Okeechobee's Herbert Hoover Dam

About slurry trenching in Southern Florida

The presence of limerock beds of variable thickness (from a few feet up to 20 feet) underlying loose sand, shell layers and possibly a peat layer in the Everglades area are presenting a serious challenge to the traditional slurry trench cutoff wall construction method. Hydraulic excavators have become the main tool for the soil bentonite cutoff wall construction and its misguided extension to soil cement bentonite cutoff walls (see further comments about the "ZEBRA "trench).

Soil bentonite slurry trenches are generally inexpensive due to the high productivity of hydraulic excavators and the generally crude backfill mixing and re-introduction in the trench. Serious quality control reveals the need to:
• control slurry quality
• ascertain the suspension of solids affecting the trench bottom and backfill slope
• monitor the proper distance and timing between the excavator and the bottom of the backfill slope
• monitor the backfill density and plasticity for proper horizontal slope displacement.
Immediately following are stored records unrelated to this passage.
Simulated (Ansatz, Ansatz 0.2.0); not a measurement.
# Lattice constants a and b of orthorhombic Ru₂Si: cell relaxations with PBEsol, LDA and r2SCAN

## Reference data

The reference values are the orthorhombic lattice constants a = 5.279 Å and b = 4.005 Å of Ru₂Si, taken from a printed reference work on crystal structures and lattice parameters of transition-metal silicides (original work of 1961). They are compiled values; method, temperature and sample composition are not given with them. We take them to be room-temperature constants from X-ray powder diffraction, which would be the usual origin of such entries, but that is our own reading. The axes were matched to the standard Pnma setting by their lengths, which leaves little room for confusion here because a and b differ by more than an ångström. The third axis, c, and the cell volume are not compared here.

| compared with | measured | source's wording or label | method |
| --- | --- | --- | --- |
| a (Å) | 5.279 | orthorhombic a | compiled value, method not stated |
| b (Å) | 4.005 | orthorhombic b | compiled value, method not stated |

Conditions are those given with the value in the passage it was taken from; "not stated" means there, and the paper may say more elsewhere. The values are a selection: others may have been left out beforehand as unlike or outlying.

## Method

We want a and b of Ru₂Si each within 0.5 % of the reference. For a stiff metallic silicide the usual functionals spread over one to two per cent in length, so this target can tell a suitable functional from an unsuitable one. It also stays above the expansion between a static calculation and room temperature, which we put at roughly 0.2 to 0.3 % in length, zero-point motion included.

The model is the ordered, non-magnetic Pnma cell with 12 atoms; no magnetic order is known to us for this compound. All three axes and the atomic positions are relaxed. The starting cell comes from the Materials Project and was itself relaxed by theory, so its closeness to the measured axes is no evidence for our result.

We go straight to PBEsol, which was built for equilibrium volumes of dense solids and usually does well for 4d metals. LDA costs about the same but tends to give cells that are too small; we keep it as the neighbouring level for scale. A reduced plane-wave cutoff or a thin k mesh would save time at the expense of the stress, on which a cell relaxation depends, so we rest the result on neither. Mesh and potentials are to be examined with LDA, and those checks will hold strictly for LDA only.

All the above presumes that the trench walls are intrinsically stable during the process. Slurry trench walls can in fact remain stable for weeks, in normal conditions, in the presence of a sufficient slurry head. But what happens when the hydraulic excavator encounters a layer of calcarious rock bedded or fragmented, separated by sand seams, that permits its removal by peeling away sizeable chunks. This process can very well pull rock fragments away from the neat trench lines thus leaving temporarily slurry stabilized cohesionless subjacent layers overhanging the localized trench widening. It is clear that the retention time of these overhangs will vary according to the inverse proportion of the rock over-excavation. If it is a matter of minutes or even hours, localized sloughing may occur un-noticed during the excavation or the following trench bottom cleaning. Further delayed sloughing represents an unacceptable risk of defect introduction for the end product. The need to constantly monitor the trench bottom cleanliness, ahead of the backfill toe, as well as on the backfill slope, represents a significant effort in construction cost. The stop and go cleaning mitigating effort - while never being totally satisfactory - has a clear impact in productivity and project costs, while depending entirely on quality control rigor to promote a defect free barrier.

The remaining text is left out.